You're the coolest Sparkster! Look at him! AAAAA HE'S SO FUCKIN' COOL!!!

In an age before the internet became commonplace, I didn't have as much to entertain myself within the multiple childhood bedrooms I had. A small hand-me-down television of dubious quality eventually made it's way into my possession, albeit with no cable or antenna. Three things kept me company during those rainy lonesome weekends: toys, old video game consoles, and the trio of pencils, crayons, and discarded notebook paper.

I never liked having my room overtaken by the sound of silence, so I would often keep my fan on during even the cold winter nights. The constant noise of the fan wasn't really sufficient when I wasn't actively trying to sleep, so often I would rely on the only thing my television could produce besides static white noise, the music of my video games. This music was something that could either be easily conjured up by the sound test within the options menu, something that I could only hear in-gameplay, or if I'm lucky pausing wouldn't quiet the music. It's the reason a child would do such things like constantly replay a game to the point of being able to no-hit run it, play a racing game to drive on the same tracks over and over, or destroy countless soldiers on the battlefield for an entire evening. It was all due to the cool music.

Sonic 3 and all of it's versions didn't have a sound test, at least as far as I could see. It was quite a bother, because Sonic 2 had this. Why didn't 3 have it? I love the music so much. It wasn't until I came across the miracle of gaming magazines such as Tips and Tricks, Expert Gamer, and the like that suddenly my games would find a new lease on life, and Sonic 3 would perhaps get the most mileage out of it. Go to the vines in the first level, hit left x3, right x3, and up x3. Easy enough to remember. Sure, I get a stage select, but the sound test without any strings attached was what I truly wanted. I didn't need to constantly fight Mecha Sonic as Knuckles to hear the final boss music, even if I did find him super cool. I drew him so much...

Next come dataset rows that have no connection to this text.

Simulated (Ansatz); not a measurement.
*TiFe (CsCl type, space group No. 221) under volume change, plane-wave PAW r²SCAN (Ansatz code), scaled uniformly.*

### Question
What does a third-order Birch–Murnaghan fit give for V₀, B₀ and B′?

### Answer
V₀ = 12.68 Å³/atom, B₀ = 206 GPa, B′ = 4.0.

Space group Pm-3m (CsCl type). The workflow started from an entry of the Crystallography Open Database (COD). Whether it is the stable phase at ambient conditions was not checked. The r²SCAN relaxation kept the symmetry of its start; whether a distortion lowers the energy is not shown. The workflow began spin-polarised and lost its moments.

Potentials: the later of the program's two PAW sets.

Even when I eventually did get cable in my room, there were only like four channels I'd bother watching, and unfortunately I broke my sleep curfew a lot and stayed up like many a kid would, and advertisements would eventually start being shown instead of cartoons, pro wrestling, or stand up comedy. I'd spread my blanket across the floor of my room in front of my TV to either play something or just put music on from something I liked, then I'd draw, play my game boy, arrange my massive stash of Yu-Gi-Oh cards, etc. Was I a weird kid for sometimes enjoying the company of bleeps and bloops or some insane synth-rock music I heard in a fighting game about the anime I would catch after school every day? Maybe so, but music is music regardless of it's origin. For myself, that music represents memories of the journey I have taken through every console's library. Some are just more special than the rest...

I grow older, and I go through changes for better or worse. I live, I learn. Yet, here I am typing up this pointless nostalgia piece to the very music that inspired me to create decades prior, with the sound of the CRT speakers being replaced by some HyperX headphones, and my notebook paper replaced by a digital interface.

Some things never change.

It's a shame.

I probably spent about 20 years both ironically and unironically asking people in forums and discord chats about a new F-Zero finally getting made, basically to the point now where even I'm in on the joke that it's not happening, and I just keep repeating it for the sake of tradition every time a Direct is announced. At the very least I'll take F-Zero GX HD with online, that'd be sick I think.

Welp, here we are. It happened, I got my joke wish and I am so completely numb to it. A cheap asset flip game that will get delisted in a year after it does its rounds of entertaining streamers for a week.

I'm going back to bed for another 20 years.